Tuesday, December 29, 2015

Catch-Up

Thank the Universe I had some antidepressant left from when K got sick. Decided to take it again to get me through the holidays. Finally seems to be working. Depression lifting.

One of the more interesting things over the slow-news holidays was a piece by Reynard Loki for AlterNet titled: Sorry You Can’t Have Fries With That: 10 Foods That May Disappear Thanks To Climate Change.

Here’s the list: Apples, avocadoes, beer, chocolate, coffee, peanut butter, potatoes, rice and beans, seafood and wine!!!!! (Eleven items actually. Beans and rice are sufficiently different to me.) I don’t know about anyone else’s eating habits but taking those items off my grocery list is a pretty severe hit.

This is exactly the sort of thing I was talking about a couple of days back. Changing weather patterns are already changing the national landscape of our crops.

I think future—and much more limited selection—crops will be owned by a select few families who have had the resources to commission science-driven predictions by experts of future climatic impact. I suspect they already own huge swaths of land in areas their reports tell them will be arable. (Some of us may be lucky enough to work the land for them as indentured servants but with computerized machinery doing all the planting and harvesting, jobs will be relatively few.)

A select few are already prepared to ride out the coming storms in their hidden fortresses tucked away discretely in hard to-access-areas that can provide water and fuel as needs arise.

The futurist guys over at Meland headquarters think the super-rich West Coasters have fallen back into two lines. The first line likely composed of the really rich who straddle the crests of the ridge of mountains extending from central Oregon down the eastern side of California. Others may be hidden in the national forests at the feet of those hills. (It really isn’t too much of an exaggeration to suggest that many of the properties of the really rich will be coastal in the foreseeable future. Any of today’s rich folk who hide in the hills on the west coast of California from a Gold Beach to Medford line, down through the Six Rivers National Forrest to north of Santa Rosa, will find themselves on an island.)

The second line of our hiding nobles will be the string of super-rich fortresses decorating the spine of the Rocky Mountains like monstrous, concrete bunkers. They are high and hidden. (Somebody knows where they are: builders, maids, security, chefs, suppliers. Somebody.)

Another line of super-rich will be found along the crests and valleys of the East Coast mountains running from northern Maine to Georgia’s northern border. Rising tides will push back the eastern coastline and people will be compressed between that mountain range and the new approaching outline of the sea. Florida will become nearly intolerable from the heat and disappearing land so most of those folks will be pushing up northwest. The Gulf is dead and those rising waters are going to reclaim huge portions of the southern states whose residents will head north also. (Sure there will still be people in all these areas but they are likely to be survivalist types who get along just fine eating snakes and alligators.)

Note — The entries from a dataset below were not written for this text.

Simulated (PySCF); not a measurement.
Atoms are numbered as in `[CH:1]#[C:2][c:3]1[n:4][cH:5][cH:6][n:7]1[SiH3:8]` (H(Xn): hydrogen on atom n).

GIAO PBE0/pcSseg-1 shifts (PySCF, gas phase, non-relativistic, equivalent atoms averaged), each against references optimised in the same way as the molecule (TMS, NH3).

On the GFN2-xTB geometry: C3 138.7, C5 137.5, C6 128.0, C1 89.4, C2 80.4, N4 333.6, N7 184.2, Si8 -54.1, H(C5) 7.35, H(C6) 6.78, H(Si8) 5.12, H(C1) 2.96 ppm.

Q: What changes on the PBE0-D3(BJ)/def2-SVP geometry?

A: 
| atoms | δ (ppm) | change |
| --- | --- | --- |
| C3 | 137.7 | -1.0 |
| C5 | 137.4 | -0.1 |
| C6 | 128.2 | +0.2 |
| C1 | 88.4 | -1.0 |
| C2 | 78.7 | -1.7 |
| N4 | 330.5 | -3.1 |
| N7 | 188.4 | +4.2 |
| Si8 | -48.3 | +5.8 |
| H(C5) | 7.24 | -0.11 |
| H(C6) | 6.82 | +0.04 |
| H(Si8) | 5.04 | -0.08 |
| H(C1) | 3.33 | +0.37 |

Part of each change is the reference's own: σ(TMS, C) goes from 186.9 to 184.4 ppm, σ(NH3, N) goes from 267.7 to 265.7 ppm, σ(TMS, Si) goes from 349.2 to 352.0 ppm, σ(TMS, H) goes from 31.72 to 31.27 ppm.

The Southwest is going to be like an oven that’s been put on pre-heat: it’s going to start out hot like it typically is now (116 degrees not rare), and ratchet up to some lethal levels. Racist as it might seem, I wouldn’t be surprised to see Texas, New Mexico and Arizona repopulated almost entirely by South Americans and Mexicans. Americans may huddle in the major southern and southwestern cities constricted by limited bubbles of air conditioning, but the baking land will be populated by men who have endured the sun’s fire for hundreds of years already.


(On the upside, there will be jobs for persons willing to endure the hellish heat to install solar farms. If we’ve screwed things up so much that we are about to suffer massive weather changes, we better learn how to take advantage of all the sun’s excess energy real quick.)

If we lose California as a food source—and the deep south including Florida—food available to each of us becomes far less; far, far less. In a society used to unlimited bounty this will create major stress. This stress will have within its clutches the most heavily armed nation in the world. Let the culling begin.


The SR (Super Rich) will need a few followers to ensure their existences but the rest of us pretty much have to go away so that we don’t burden the food chain. The compression of all Americans into smaller land mass (with those Americans all armed to the teeth) is bound to bring out the best in us.